The Collinearity of Feet of Perpendiculars to Bisectors - pending

Also known as:
The Midline Property of Angle Bisectors

Here is the statement:
When you drop perpendiculars from a vertex to the internal and external bisectors of the other two angles, the four feet always lie on a single straight line (the midline of the triangle).


Proof:
Internal angle bisector of B is the line which sits midway between AB and BC.
AB reflected in this will overlap with BC.
If you take A's reflection in this which maps to A', A' will lie somewhere on BC.
And the internal bisector of B will be the perpendicular bisector of AA'.
Let Q be the midpoint of AA'.
Similarly A'' is A's reflection in angle B's external bisector. A'' will lie on BC.
We can again show that if AA'' has P as its midpoint then BP is the perpendicular bisector AA''.

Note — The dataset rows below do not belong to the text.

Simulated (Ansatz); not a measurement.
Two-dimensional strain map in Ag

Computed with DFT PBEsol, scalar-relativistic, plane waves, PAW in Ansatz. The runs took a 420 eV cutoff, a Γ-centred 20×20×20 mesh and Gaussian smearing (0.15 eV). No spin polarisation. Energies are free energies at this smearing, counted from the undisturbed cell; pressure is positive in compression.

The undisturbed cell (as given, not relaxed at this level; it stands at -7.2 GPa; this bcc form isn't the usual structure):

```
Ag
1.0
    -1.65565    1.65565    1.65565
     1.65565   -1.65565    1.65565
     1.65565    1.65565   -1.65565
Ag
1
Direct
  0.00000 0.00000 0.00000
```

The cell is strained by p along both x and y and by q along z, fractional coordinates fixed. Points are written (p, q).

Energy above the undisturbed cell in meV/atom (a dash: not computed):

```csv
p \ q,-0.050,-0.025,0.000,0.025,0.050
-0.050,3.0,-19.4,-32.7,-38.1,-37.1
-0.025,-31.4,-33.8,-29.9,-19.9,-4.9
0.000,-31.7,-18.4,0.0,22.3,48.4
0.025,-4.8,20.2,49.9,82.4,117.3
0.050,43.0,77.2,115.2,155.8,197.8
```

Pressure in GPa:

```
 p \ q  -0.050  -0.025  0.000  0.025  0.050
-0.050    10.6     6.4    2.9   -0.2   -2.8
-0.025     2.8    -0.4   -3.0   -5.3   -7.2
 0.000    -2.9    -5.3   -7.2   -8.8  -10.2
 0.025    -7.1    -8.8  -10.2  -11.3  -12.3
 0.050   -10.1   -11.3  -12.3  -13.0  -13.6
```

Let B be (0,0). A' = (x1,0), A'' = (x2,0), A = (x1,y1)
y co-ordinates of P and Q will be same  = y1/2
Midpoints of AB and AC will also have the same y co-ordinate.

So P,Q and midpoints of AB,AC are colinear and parallel to BC.

Same goes for A's reflection in C's internal/external bisectors.

So feet of perpendiculars from A to B,C 's angle bisectors are colinear and parallel to BC.
H.P.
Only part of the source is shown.